Monday, April 8, 2024

The Last Flight (1931)

The Last Flight, released by First National Pictures in 1931, is a fascinating pre-code exercise in post-war angst and existential despair.

It was written by John Monk Saunders, whose writing credits encompass most of the classic World War I aviation movies of the 20s and 30s including Wings (1927) and the original 1930 version of The Dawn Patrol. He had been an army flight instructor during the war. His job was to teach men to kill, and die, in the air. It had an effect. Saunders committed suicide in 1940 at the age of forty-five.

The Last Flight begins with two buddies, Lieutenants Cary Lockwood (Richard Barthelmess) and Shep Lambert (David Manners), in the midst of their final dogfight over France in 1918. They survive the crash of their plane.

They are among the lucky ones who returned from the war alive. Or are they lucky? When you send young men off to war, even if they come back alive they haven’t really survived. Cary and Shep are all broken inside. Not physically, but mentally and spiritually and emotionally. They are the walking dead.

They head to Paris when peace comes. They only know how to fly and to kill, not useful peacetime skills. And they can’t fly any more. Their nerves are shattered. There is however one thing they can do. They can drink. They decide to devote their lives to drinking.

There’s lots of Lost Generation stuff in this movie. This was 1931. The new American literary superstars were writers like Scott Fitzgerald and Ernest Hemingway, chroniclers of that Lost Generation.

Cary and Shep hang around with other American WW1 vets, all of them broken in some way by the war and all living lives devoted to empty despairing hedonism.

Then they meet a very strange girl. Her name is Nikki (Helen Chandler). To say that she’s eccentric would be putting it mildly. She’s totally mad. She’s also charming, pretty, likeable and weirdly fascinating. Soon she is surrounded by half a dozen drunken admirers, all broken-down ex-flyers. She recognises flyers immediately. They have a certain look in their eyes. She doesn’t actually say this but I think it’s fair to surmise that she can see in their eyes that they have looked upon the face of death.

There’s more than a tinge of existentialism. These young men, and this young woman, have freedom but they have no idea what to do with it. They have their pleasures, but their pleasures leave them feeling empty. The war has destroyed their faith in the old values. They have found no new values in which to believe. Being drunk makes them cheerful, but it’s a despairing kind of forced cheerfulness. They’re going nowhere and they’re in a hurry.

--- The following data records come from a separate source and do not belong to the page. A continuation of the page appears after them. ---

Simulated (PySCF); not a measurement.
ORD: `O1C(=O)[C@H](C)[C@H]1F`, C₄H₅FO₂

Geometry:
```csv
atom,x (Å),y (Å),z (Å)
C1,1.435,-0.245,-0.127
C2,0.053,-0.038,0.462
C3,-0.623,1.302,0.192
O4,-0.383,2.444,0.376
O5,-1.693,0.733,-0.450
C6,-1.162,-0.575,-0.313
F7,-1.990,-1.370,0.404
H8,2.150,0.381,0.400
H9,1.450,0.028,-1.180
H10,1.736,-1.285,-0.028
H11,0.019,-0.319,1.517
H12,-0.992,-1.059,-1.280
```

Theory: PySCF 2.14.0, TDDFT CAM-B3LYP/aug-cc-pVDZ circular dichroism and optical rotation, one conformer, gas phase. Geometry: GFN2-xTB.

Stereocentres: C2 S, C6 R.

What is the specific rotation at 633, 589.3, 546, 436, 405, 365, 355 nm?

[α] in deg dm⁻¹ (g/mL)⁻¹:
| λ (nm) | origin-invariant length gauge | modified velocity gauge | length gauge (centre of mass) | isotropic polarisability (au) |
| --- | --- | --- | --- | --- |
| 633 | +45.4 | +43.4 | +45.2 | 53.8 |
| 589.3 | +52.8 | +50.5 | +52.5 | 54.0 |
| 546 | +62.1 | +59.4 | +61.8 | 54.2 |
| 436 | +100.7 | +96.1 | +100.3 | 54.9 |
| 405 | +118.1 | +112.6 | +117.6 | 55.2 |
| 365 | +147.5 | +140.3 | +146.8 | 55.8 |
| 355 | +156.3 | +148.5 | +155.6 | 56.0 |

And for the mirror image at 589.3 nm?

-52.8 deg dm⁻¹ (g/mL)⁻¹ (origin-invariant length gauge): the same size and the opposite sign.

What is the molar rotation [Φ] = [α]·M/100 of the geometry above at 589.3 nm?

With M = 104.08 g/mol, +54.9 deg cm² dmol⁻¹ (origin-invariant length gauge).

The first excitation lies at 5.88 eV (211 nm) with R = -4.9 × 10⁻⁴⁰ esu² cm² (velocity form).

In this very year, 1931, David Manners and Helen Chandler would be paired in a much more famous movie, Dracula. Considering how dull they were in Dracula their performances in The Last Flight come as quite a surprise. David Manners is quite good. Helen Chandler’s performance is bizarre but it’s bizarre in just the right way and it works perfectly. Nikki is a Lost Girl. Like the men she just drifts through life without actually living.

Richard Barthelmess was, briefly, a very big star. He’s very good here. All the performances are nicely judged, with the right amount of disconnectedness.

What makes this a pre-code movie is not the sexual content (there is very little to speak of) but its cynicism about military glory and the military in general, and its overall pessimism. I don’t think the Production Code Authority would have tolerated such a negative view of the military.

The plot takes some very unexpected turns towards the end. There are events that come out of the blue, but given the way these people live you can’t help feeling that something like this was bound to happen. I like the way the shocks are not foreshadowed.

The Last Flight is one of the more successful attempts to capture existentialism on film. It’s a fascinating movie and because it’s a pre-code movie it’s pleasingly unpredictable. Highly recommended.

The Warner Archive DVD offers a very good transfer. It’s barebones. That’s perhaps a pity since this movie is probably easier to appreciate if you know a bit about the intellectual currents of the time.